Housing is now politically important for a number of distinct reasons.
First, all parties are committed to significant increases in the number of new homes built, with Labour also concerned to increase the proportion of social and affordable units provided. Second, progress is slow. The Conservatives have led the government for almost eight years, without a breakthrough to anything like the numbers built in the 1950s, 1960s and 1970s. Third, there is evidence that the public is becoming less sympathetic to ‘regeneration’-led housing improvements, even in places where there has not been controversy of the kind seen in Haringey.

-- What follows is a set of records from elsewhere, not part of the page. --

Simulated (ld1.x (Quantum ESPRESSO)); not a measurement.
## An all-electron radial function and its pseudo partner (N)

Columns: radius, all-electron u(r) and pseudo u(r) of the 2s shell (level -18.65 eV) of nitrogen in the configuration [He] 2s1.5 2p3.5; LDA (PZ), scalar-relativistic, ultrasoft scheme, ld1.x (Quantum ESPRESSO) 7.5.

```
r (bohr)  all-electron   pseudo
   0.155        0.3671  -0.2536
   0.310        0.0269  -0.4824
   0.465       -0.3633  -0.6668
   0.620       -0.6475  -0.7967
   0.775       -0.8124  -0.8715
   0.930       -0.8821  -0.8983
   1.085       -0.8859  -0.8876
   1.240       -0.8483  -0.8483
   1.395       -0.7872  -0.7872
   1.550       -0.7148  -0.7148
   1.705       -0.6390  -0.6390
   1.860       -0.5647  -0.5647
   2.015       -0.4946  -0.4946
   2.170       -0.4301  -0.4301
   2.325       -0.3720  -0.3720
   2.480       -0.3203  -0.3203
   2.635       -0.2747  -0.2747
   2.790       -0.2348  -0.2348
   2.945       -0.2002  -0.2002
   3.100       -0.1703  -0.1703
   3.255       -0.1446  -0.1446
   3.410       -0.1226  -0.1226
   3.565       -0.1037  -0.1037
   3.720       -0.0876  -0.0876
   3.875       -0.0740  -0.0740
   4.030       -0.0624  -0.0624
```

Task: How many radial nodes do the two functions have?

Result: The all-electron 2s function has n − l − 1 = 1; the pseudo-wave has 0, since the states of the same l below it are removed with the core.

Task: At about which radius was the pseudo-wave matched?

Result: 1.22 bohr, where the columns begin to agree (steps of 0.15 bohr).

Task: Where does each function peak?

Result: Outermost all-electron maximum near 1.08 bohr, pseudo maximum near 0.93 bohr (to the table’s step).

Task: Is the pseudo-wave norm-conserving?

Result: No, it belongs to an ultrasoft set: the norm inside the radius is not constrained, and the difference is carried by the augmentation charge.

The government is overwhelmed by Brexit. There is little time for any kind of thought-through policy about the economy, migration or any of the other issues raised by the UK’s imminent departure from the EU. Twenty-one of the 33 months between the EU referendum and the UK’s departure from the bloc have passed, yet the government cannot deliver a consistent position, even about transition. Housing and other issues are relegated to also-rans.
Sajid Javid, to his credit, has attempted to keep devolution moving along and has sounded tough on housing numbers. But to deliver a radical up-tick in housing will require ‘emergency powers’ type interventions which would involve fighting public opinion on many fronts.
There is generalised support for more homes at lower prices, but in many neighbourhoods there is outright opposition to the scale of change needed is to get house prices and rentals down to a tolerable level. Opposition is not only from NIMBY-style people in affluent areas but also, increasingly, community activists who are fighting to halt redevelopment of inner-city areas. Those who want to protect green land, heritage, views, landscape, the environment and existing council estates share a common vision of ‘no change’. Conservatism is a left- as well as a right-wing characteristic.
The big question is how far the government will really be willing to take on anti-development vested interests? A handful of MPs can stop Ms May’s minority government at any point. If it comes to aggravating MPs about housing in such a way that Brexit becomes more difficult, housing will not be built. It’s as simple as that.